No doubt. Running transforms lives. It doesn't do it right before your eyes, it takes time, sometimes a lot of time.
My friend Anthony was featured on the news last week for losing 100 pounds and using running to make it happen. Running and transformation were good topics for reflection Tuesday on my run along the Hudson River.
The first WTF thought was that I actually was running on vacation. Years ago, I would haven't brought running clothes with me, I wouldn't have even owned any. I certainly wouldn't have used vacation time to workout. Hell I wouldn't have even walked more than 10 blocks, it would have been "let's just hop a quick cab."

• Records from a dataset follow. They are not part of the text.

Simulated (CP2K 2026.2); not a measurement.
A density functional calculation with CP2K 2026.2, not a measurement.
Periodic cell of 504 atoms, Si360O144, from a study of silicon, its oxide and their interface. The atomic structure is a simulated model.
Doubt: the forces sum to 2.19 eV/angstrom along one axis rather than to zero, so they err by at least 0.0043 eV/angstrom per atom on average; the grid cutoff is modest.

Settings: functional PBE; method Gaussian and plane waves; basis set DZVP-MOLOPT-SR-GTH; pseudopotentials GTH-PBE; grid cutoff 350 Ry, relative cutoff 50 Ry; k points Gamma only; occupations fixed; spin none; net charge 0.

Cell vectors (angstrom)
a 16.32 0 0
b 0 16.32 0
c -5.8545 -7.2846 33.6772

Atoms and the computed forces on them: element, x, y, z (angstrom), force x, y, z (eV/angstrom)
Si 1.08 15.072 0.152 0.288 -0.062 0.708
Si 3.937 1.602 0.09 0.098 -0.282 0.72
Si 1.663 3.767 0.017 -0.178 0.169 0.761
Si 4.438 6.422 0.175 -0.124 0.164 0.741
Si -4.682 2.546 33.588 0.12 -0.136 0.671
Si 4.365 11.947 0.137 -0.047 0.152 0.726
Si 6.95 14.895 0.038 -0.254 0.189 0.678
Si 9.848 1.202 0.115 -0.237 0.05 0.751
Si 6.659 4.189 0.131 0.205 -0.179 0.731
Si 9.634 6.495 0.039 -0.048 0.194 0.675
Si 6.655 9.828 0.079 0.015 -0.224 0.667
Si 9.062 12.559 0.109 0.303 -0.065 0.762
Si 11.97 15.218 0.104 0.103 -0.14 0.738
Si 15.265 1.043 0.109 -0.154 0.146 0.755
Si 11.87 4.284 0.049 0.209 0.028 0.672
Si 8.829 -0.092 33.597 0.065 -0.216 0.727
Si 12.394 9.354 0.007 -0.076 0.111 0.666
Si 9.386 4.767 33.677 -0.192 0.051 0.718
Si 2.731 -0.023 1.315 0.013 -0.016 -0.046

I went for a 12 mile run in Central Park last Sunday. I think for the very first time I started to admit that I do love running. I use love lightly at this point, but it's still a long way from HATING it. I thought how lucky am I to have found this sport? What other sport can you pack a pair of shoes and then go anywhere to get your workout in? What other sport lets you explore so many other parts of the city you wouldn't normally see if you hadn't been out for a run.
Sunday as I entered Columbus Circle with this thought, I took off on a trail and just followed it until I found an intersection, then randomly picked a direction. Then went in another direction. Dirt, pebbles, road; it didn't matter. I didn't really look at my watch, just followed where the day took me. For the first time on a run, I hardly walked at all, mainly only to go up some of the hills as I realized that I have shitty hill training and they kill me!
It's been a long road, and I'm still on it for a long time. But it's fun to see progress. It's exciting to see things I NEVER thought I would. It's rewarding to know that hard work does produce rewards, although it may take a while to realize them.
This past Saturday I had a goal to run a 2:45 half marathon. Slow to so many of you, yet lightening fast to me. It was a cold and super windy day. The first mile I ran 2 minutes ahead of pace and I PAID for it miles 2-3.5. My legs hurt so bad as they started to thaw out. I couldn't get my ankles to move and my legs simply were not doing what my brain was telling them to.
Going into mile 4 I knew I wasn't going to make my goal time, there was no way. It was my last chance to ditch out to go back to the finish. I really considered it, I could go get my warmer clothes on and cheer for all our Back on My Feet team members at the finish. My legs hurt. My lungs hurt. I was just done.
Then I remembered I had 50 set of eyes paying attention to what I do. Quitting because you weren't going to make your goal, that was NOT the message I wanted to send to our team members. I tell our members all the time to keep going, evaluate a goal whether made or missed and keep moving forward. I had to let my actions match my words.
I shut my brain off, told the committees in my mind to stop, put my head down and found the first person ahead of me that I wanted to chase down. Chased her down and picked out the next. and the next. and the next. This was the first time in a race that I was picking people off left and right. I ran some of my best miles of the day in the middle of the race.
By the time I got to mile 8, I thought "wow, only 5 more miles left," in the past I would have been "fuck, 5 more miles left??"
The headwind was awful going through mile 8 and by the time there was a tailwind, I just didn't have much left to pick up the pace. It was great to see Back on My Feet at the water station just before Mile 11. At Mile 12 I started walking a bit for the first time since mile 8 and then this girl that I had been trying to ditch all race came up next to me and started walking.
I thought "hell no, she's not beating me to the finish" and I started running again. My goal was to put as much space between her and I going into the finish, 8 steps, 8 feet or 1/2 a mile, she was not going cross first. When I hit the finish, I didn't know where she was behind me, but I knew she wasn't in front of me. I missed my goal time by 12 minutes. I was really bummed, pissed actually. But I still PR'd by 6 minutes and finally broke the 3 hour mark.
This race was a good mental challenge going into Arizona. The lessons I took: start slow and pace is important, shut my fucking head off and just go. I'll hurt for days after, but I can do this. I can do this faster than I think. So just go.
This transformation is still unfolding. There's still improvements and rewards to be had. It's the exact same transformation for our BoMF Team Members. It's progress not perfection and patience and self love is key.